Figure 1. Geological map of the upper Valtournanche

Geological map of the upper Valtournanche

ZSZ = Zermatt - Saas Zone; CZ = Combin Zone. 1 = undifferentiated Quaternary deposits; Austroalpine Domain: 2 = Mesozoic covers; 3 = Kinzigitic complex; 4 = Fine-grained metagranitoids and paraschists; 5 = Permian gabbros; Penninic Domain: 6 = Calcschists; 7 = Prasinites, amphibolites and minor eclogites; 8 = Meta-gabbros; 9 = Serpentinites; 10 = Undifferentiated Permian-Mesozoic covers. In the inset the tectonic sketch map of the Western Alps: HU = Helvetic and Ultrahelvetic Domain; P = Penninic Domain and Pre-Alps; A = Austroalpine Domain; S = Southalpine Domain. Thick red line delimitates the map of Fig. 2. Map redrawn after De Giusti et al. (2003).


Despite the pervasive greenschist facies metamorphism, CZ rocks preserve blueschist facies relicts, whereas remnants of eclogite facies assemblages are not documented even in the less deformed rocks (Cartwright & Barnicoat, 2002; Dal Piaz, 1974; Dal Piaz & Ernst, 1978; Ring, 1995).

The ZSZ consists of serpentinites, metagabbros, and N-MORB metabasalts with minor pelagic metasediments (Beccaluva et al., 1984; Dal Piaz et al., 1981; Pfeiffer et al., 1989; Rebay et al., 2012); metasediments are mainly calcschists and quartzites deriving from the internal part of the oceanic realm (e.g. Bearth, 1967; Ernst & Dal Piaz, 1978).

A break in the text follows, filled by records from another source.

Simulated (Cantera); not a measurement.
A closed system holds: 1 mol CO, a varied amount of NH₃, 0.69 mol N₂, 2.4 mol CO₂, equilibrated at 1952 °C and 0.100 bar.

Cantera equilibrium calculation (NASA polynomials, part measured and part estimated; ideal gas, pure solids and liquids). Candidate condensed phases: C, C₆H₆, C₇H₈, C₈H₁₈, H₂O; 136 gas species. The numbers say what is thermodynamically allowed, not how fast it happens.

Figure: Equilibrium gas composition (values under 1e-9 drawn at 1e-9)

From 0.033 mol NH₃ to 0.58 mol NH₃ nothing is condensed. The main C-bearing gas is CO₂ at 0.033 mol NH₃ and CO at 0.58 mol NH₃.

The Alpine subduction-related eclogite facies imprint is the dominant one in the ZSZ and is partly obliterated by exhumation-related greenschist facies metamorphism (e.g. Cartwright & Barnicoat, 2002; Ernst & Dal Piaz, 1978). The PT evolution of the ZSZ is characterised by a prograde path under blueschist facies predating eclogite facies conditions (e.g. Chinner & Dixon, 1973; Ernst & Dal Piaz, 1978). Generally the eclogite facies imprint reveals conditions up to about 3.0 GPa. In detail recent petrological investigations on ZSZ metabasic rocks (from Saas-Fee) indicate pressure around 2.5-3.0 GPa, for temperatures of 550-600°C (Bucher et al., 2005), whereas on the Allalin gabbro indicate 2.5-2.8 GPa and 600- 610°C (Bucher & Grapes, 2009). Highest pressure conditions from 2.7 to higher than 3.2 GPa for temperatures between 590 and 630°C are estimated at Lago di Cignana, which is considered a separate unit (e.g. Groppo et al., 2009; Reinecke, 1991; Reinecke, 1998; Van der Klauw et al., 1997), and in which recently microdiamonds inclusions have been detected in oceanic metasediments (Frezzotti et al., 2011). In the portion of ZSZ south of the Aosta-Ranzola fault (St. Marcel valley) different PT-peak conditions of 2.1±0.3 GPa and 550±60°C have been inferred in metabasics (Martin et al., 2008). HP conditions are also estimated in serpentinites at 2.0-2.5 GPa for temperature of 600-650°C and at 2.2-2.8 GPa for 580-620°C in the northern part of the ZSZ (Li et al., 2004b) and at Valtournanche (Rebay et al., 2012) respectively. In the Zermatt area PT-peak conditions proposed for metarodingites (Li et al., 2008), on the base of coherence between petrologic modelling of rodingites and PT evolution inferred from surrounding metabasic rocks, suggest PT values of 2.5-2.8 GPa and 600-625°C (Bucher et al., 2005).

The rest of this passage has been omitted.